Unnamed: 0,EngineSize,FuelConsumptionCity,CO2Emissions
0,1.5,6.0,136
1,3.5,12.1,244
2,3.7,12.8,255
3,2.4,11.2,225
4,5.9,18.0,359


### ► Model training

#### ➔ Calculating Coefficients for Simple Linear Regression Using Ordinary Least Squares

In [112]:
def coefficients(X, Y):
    meanX = sum(X) / len(X)
    meanY = sum(Y) / len(Y)
    numerator = sum((X[:] - meanX) * (Y[:] - meanY))
    denominator = sum((X[:] - meanX) ** 2)
    beta1 = numerator / denominator
    beta0 = meanY - (beta1 * meanX)
    return beta0, beta1

#### ➔ Simple Linear Regression between FuelConsumptionCity and CO2Emissions

In [113]:
intercept, regressionCoefficient = coefficients(trainingSet['FuelConsumptionCity'], trainingSet['CO2Emissions'])
modelLR = lambda inputData : intercept + regressionCoefficient * inputData

In [114]:
print(f"Intercept: {intercept}")
print(f"Regression Coefficient: {regressionCoefficient}")
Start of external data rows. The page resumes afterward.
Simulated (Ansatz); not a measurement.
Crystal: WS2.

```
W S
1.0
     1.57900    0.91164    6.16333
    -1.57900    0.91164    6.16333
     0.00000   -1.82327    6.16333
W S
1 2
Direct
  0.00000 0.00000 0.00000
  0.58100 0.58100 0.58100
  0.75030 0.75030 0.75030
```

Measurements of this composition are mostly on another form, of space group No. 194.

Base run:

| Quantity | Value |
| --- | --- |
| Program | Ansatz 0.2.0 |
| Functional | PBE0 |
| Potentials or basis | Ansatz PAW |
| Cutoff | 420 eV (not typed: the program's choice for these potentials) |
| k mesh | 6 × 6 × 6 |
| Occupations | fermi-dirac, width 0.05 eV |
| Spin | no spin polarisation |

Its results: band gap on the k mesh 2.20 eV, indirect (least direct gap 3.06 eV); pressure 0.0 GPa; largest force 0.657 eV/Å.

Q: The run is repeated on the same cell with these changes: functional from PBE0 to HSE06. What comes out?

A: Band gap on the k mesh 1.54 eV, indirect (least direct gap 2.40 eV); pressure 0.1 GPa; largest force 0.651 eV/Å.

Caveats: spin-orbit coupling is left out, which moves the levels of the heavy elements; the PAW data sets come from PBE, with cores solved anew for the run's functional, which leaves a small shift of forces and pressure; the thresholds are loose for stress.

Intercept: 58.40910834478734
Regression Coefficient: 15.27851974238597


In [115]:
predictions = modelLR(testingSet['FuelConsumptionCity'])
predictions[:5]

0    150.080227
1    243.279197
2    253.974161
3    229.528529
4    333.422464
Name: FuelConsumptionCity, dtype: float64

#### ⇒ Model Evaluation

- ##### Mean Absolute Error (MAE) : Measures the average magnitude of errors in a set of predictions, without considering their direction.
$$ 
\text{MAE} = \frac{1}{n} \sum_{i=1}^{n} |y_i - \hat{y}_i|
$$

---

- ##### Mean Squared Error (MSE) :  Measures the average squared difference between predicted and actual values, giving more weight to larger errors.
$$ 
\text{MSE} = \frac{1}{n} \sum_{i=1}^{n} (y_i - \hat{y}_i)^2
$$

---

- ##### Root Mean Squared Error (RMSE) : The square root of the average of squared differences between prediction and actual observation, representing error in the same units as the original data.
$$ 
\text{RMSE} = \sqrt{\text{MSE}} = \sqrt{\frac{1}{n} \sum_{i=1}^{n} (y_i - \hat{y}_i)^2}
$$

---

- ##### R-squared (R²) : Represents the proportion of variance for a dependent variable that's explained by an independent variable(s) in a regression model.
$$ 
R^2 = 1 - \frac{\text{SS}_{\text{res}}}{\text{SS}_{\text{tot}}}
$$

---

- ##### Adjusted R-squared (Adjusted R²) : Adjusts R² for the number of predictors in a model, providing a more accurate measure for multiple regression.
$$ 
\text{Adjusted } R^2 = 1 - \left(1 - R^2\right) \frac{n-1}{n-p-1}
$$

where \( n \) is the number of observations and \( p \) is the number of predictors.


In [134]:
print(f"MAE ➔ {sum(abs(testingSet['CO2Emissions'] - predictions)) / len(testingSet)}")
print(f"MSE ➔ {sum((testingSet['CO2Emissions'] - predictions) ** 2) / len(testingSet)}")
print(f"RMSE ➔ {math.sqrt(sum((testingSet['CO2Emissions'] - predictions) ** 2) / len(testingSet))}")

MAE ➔ 23.428725834834832
MSE ➔ 941.1305750215491
RMSE ➔ 30.677851538553824


In [124]:
meanVal = sum(co2Data['CO2Emissions']) / len(co2Data['CO2Emissions'])
sumOfSquaredError = sum((testingSet['CO2Emissions'] - predictions) ** 2)
totalSumOfSquare = sum((testingSet['CO2Emissions'] - meanVal) ** 2)
R_Squared = 1 - (sumOfSquaredError / totalSumOfSquare)
print(f"R-Squared/ Coefficient of determination ➔ { R_Squared }")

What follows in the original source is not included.